Becoming aware of the problem

I co-founded Talentank along with seven founders (partners) which is… quite a different start. We were college students. I was studying Business and Law. Though we all came from different career backgrounds, what we had in common was that, when we started the university, it wasn’t what we expected and we suspected that that’s what would in the work field as well.

You spend three to four years working really hard to score a good job and then when you get it, it just wasn’t what you thought. And so we said, “this can’t happen to us again, we need a system that helps us find the perfect job for us”.

We knew that what made people happy with their jobs didn’t have much to do with what they studied or with their salary. Why? Because what made us happy in that moment didn’t get us any money and none of us were working in our field. That’s when we started researching and set off for Boston to find out what was it that made people happy with their jobs. We discovered it was who you work with. Based on that, we realized that when you work with people who share the same values as you, you feel more committed and that makes us feel happy.

To share this with people, we had to create a system, which captures the values of the employee candidate and the values of the company and it matches them to calculate compatibility.

Our recommendation is that people do this at the very beginning of the hiring process, because if there’s no compatibility, in terms of value, it’s not going to work out.

Talentank works as quick online poll, meaning it’s a fast and simple resource that tells the candidate if they should be in that company and, in turn, tells the company if they should consider that candidate.

What they learned

Our experience in Boston taught us something we didn’t know and it’s that the recent college graduate doesn’t care about being happy within their job. They care about a company’s prestige and the money they’re gonna earn. (Yup, it is what it is). BUT, after they have that first work experience is when they say “wait a minute.”

Turns out, it’s the people that are already on their second or third job experience that they start looking for something more. My partner always says, “earlier generations were looking to survive. OUR generation just wants to be happy.” Those are two entirely different contexts. When you need to survive, then you need stability and a recurrent salary. That was norm. At 23-years-old you started working for a company until you retired. Now when what you need and what you’re looking for is BEING HAPPY, then what becomes important is feeling like what you’re doing has a purpose and is making an impact on the world. That doesn’t necessarily have to do with the activity of the company, you don’t have to work for a charity. However, you do want to feel like the people — and the place — that you work with help you be the person that you want to be. (Meaning they share your values).

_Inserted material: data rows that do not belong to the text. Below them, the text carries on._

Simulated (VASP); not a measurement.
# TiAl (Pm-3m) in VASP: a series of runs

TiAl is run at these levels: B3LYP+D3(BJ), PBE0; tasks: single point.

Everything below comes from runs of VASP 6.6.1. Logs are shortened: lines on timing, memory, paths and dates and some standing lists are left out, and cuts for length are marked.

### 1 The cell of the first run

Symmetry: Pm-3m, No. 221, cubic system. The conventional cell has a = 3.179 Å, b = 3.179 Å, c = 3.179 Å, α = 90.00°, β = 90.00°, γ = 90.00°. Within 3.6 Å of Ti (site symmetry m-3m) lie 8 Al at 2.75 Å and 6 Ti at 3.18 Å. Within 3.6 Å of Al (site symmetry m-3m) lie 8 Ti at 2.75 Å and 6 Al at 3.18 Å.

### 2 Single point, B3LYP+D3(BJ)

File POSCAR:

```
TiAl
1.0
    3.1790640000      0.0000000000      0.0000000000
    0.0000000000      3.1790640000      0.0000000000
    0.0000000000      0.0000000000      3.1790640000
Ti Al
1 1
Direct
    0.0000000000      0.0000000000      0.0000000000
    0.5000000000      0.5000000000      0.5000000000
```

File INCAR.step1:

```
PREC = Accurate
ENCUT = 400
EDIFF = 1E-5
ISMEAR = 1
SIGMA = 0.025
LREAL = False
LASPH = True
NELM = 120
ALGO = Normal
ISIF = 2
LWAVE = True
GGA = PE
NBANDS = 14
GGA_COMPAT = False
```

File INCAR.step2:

On working with IBM, Toyota and Coca-Cola

The first step was analyzing the culture within each team. As you can imagine, they were completely different from one another. We’re talking about very successful companies, with different products and personalities and that all has to do with the people that work there. The workforce culture is alive and it varies.

A strong startup culture can be achieved through solid leadership. There has to be someone that gets to be the role model and represents the company’s values making sure that they’re always present and everyone carries them out.

Exploring the corporate world

It’s very different from the startup world. First because of the hierarchy, the processes, the systems… And because startups are, in essence, small businesses, the founder’s culture is visible everywhere. In a big company, is very hard that every employee reflects the company’s values. Having a bunch of people with nothing in common with one another or with your company complicates the job. We’ve found many corporations were their enterprise’s culture and values aren’t present their strategic plan.

Your company’s culture is what’s gonna help you compete in the market. A company’s culture is like your health, if you don’t take care of it, in a way that the people and the processes of that enterprise is aligned with what you want to be, the culture is not gonna be good and the company will end up being something entirely different from what you say it is.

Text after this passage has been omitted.